University Of California Reaches Final Decision: No More Standardized Admission Testing

Anonymous
Anonymous wrote:
Anonymous wrote:I’m skeptical that SAT is a proxy for intelligence since it is preppable. Allegedly, IQ test are not (but I personally believe. iQ tests measure exposure to to a great extent, not inherent intelligence).


I think the real problem here is that a lot of low income kids have been cheated out of a decent high school education


I'm the person you quoted and I would agree.
Anonymous
Anonymous wrote:
Anonymous wrote:
Anonymous wrote:
The fewer objective measurements, the more opaque cherry-picking they can do.

And in the near future, you'll wonder why they have way fewer Asian students graduates...




Yep this. Solves all the equity stuff that is the focus these days.


PP you replied to. As an Asian family, I strongly object to all these dumbing-down measures. Not when the US has just been downgraded to the second richest country in the world, and China has surpassed us. Immigrants haven't made this country great, generations upon generations of them, just to see it go down the toilet because snowflakes can't handle excellence.

If other systems follow suit, it will be a destructive long-term path for our country. The USA produces the most patents and does the most cutting-edge research of any country, which in turn produces a stream of inventions that can be used for defense, health, etc. Surely people see that diluting academic strength is not in the interest of the nation?


The dumbing down is not as a result of fewer standardized tests. It's the demise of critical thinking by requiring all of these standardized tests in the first place.

I get the desire to have objective measures but the test is not the answer. I firmly believe critical thinking is the key and that is tested by essays, for the most part.
Anonymous
Anonymous wrote:
Anonymous wrote:
Anonymous wrote:Given that no one else has yet to follow the Uc’s temporary move to not consider tests at all, seems doubtful that making it permanent changes anything.


Washington state, Arizona, and Oregon have also all eliminated standardized tests in public university admissions.

This is the future, if for no other reason than students in these four states will have less and less reason to take standardized tests, which means if other schools want to attract students from those states, they’ll have to to at least test optional.



Huh, kids will keep taking the tests unless they only want to apply to those schools. There aren’t many kids who apply to only one or two schools.

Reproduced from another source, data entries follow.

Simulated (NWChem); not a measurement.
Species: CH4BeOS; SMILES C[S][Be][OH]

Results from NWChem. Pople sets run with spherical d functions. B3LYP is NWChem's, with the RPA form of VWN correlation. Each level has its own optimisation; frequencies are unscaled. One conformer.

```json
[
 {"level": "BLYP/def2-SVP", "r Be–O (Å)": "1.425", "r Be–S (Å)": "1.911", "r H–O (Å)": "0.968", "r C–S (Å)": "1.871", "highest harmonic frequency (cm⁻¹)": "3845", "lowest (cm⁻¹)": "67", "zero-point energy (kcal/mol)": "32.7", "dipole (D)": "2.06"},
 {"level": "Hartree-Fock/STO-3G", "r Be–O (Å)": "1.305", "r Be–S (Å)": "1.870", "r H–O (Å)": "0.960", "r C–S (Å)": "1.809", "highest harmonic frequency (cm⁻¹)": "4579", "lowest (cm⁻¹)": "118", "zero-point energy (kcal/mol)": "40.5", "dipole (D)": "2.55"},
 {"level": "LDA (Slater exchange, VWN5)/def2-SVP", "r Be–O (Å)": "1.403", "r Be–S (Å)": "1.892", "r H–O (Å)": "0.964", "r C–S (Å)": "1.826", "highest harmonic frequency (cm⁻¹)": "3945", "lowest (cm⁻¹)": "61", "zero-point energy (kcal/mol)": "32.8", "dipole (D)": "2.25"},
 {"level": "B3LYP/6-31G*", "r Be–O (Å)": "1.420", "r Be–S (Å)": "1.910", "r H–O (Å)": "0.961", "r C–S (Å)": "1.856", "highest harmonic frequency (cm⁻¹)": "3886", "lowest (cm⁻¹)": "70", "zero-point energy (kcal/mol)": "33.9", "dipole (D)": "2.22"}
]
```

Except that each of those states has robust in-state offerings. And then there’s state crossover among the four states. If a student is deciding whether to apply to a few schools outside their home state, the question of whether or not they have to take a standardized test will become an issue.

Consider Virginia: lots of great in-state options. Lots of Virginians already apply only in-state. If you didn’t have to take standardized tests for any of the in-state schools, do you think the number of Virginians taking the SATs would go down? Now figure North Carolina, Maryland, and Pennsylvania eliminate the tests. What do you think would happen in this region to test-taking trends?
Anonymous
I think UC just has better data on kids then they did before. Who needs a Nielsen box for rating TV shows when you have Netflix monitoring every moment? SATs are Nielsen box. Naviance is Netflix.
Anonymous
Anonymous wrote:
Anonymous wrote:If we fail to acknowledge what the SAT measures, we give rise to the claims that it measures privilege or test-taking ability or preparation, instead of the important, complex thinking required to do well in college. If we are willing to accept that the SAT measures intelligence relatively well, and that intelligence is useful in college, then we are able to continue to use the assessment as part of an admissions process that identifies individuals who have a good chance of college success, even if they come from underperforming high schools with comparatively weak curricula. As an added benefit, we may begin to rein in the claims of test preparation companies who have made considerable profits from the widely held but erroneous belief that large increases in scores are likely with costly instruction. Finally, when we understand that the SAT is a reasonable measure of intelligence, we can use SAT scores as a proxy measure for time-consuming and sometimes unavailable traditional intelligence assessments, as dozens of researchers have been doing since 2004.

(from the study linked above)


Except it is not an intelligence test and has no correlation to intelligence or doing well in college.


It has correlation to both even the uc system’s own study found that.
Anonymous
Anonymous wrote:All you people worried about grade inflation and GPA equivalence - do you realize that the UC system has a very well defined approach on grades? Your home school GPA is irrelevant - they re-calculate your GPA based on their own criteria.

And all the whining about how this disadvantages poor kids and POC is such nonsense. Test prep has made a mockery of any kind of level playing field around standardized tests. Yes, the random first-gen genius might get a bump from a fantastic SAT score, but for the most part, standardized tests work to the benefit of UMC kids who are prepped from birth and whose parents will cling to every last bit of privilege they can.


Their own gpa calculation makes the whole situation worse — their weighted average only gives credit for a maximum of four year long advanced classes regardless of how many a student might take.
Anonymous
Anonymous wrote:I think UC just has better data on kids then they did before. Who needs a Nielsen box for rating TV shows when you have Netflix monitoring every moment? SATs are Nielsen box. Naviance is Netflix.



Great analogy. I think you’re right.
Anonymous
Anonymous wrote:
Anonymous wrote:I think it's fantastic. Study after study after study has confirmed the high correlation between family income and parental education and SAT and ACT scores. Generally speaking, high scores were born on third base. It doesn't make them any smarter.


Come on, people with 1500+ scores are objectively smarter than people with 1100.


Exactly correct. Also means that the 1500 is READY for college on day one. By arbitrarily deciding that objective measures should be tossed aside (even if you think there is a justification for doing so), you risk filling these institutions with students who are not prepared. Quite a disservice to those students and to the schools.

It also happens to be incredibly insulting to high achieving students in poor performing schools (where the SAT may be the ONLY thing to distinguish them). Did anyone in the UC system stop to think that the SAT may be the ONLY aspect of an application that the kid has to do for themselves. Sure, kids can be prepped, but the kid has to actually sit for the test. (If you want to help, maybe plow money into helping prep poor kids for the test.) But, by removing it, you have an entire application that is far more subject to influence, money, ambiguity, and shenanigans. Removing this will most certainly not be a panacea for all inequity. It will undoubtedly have the opposite impact.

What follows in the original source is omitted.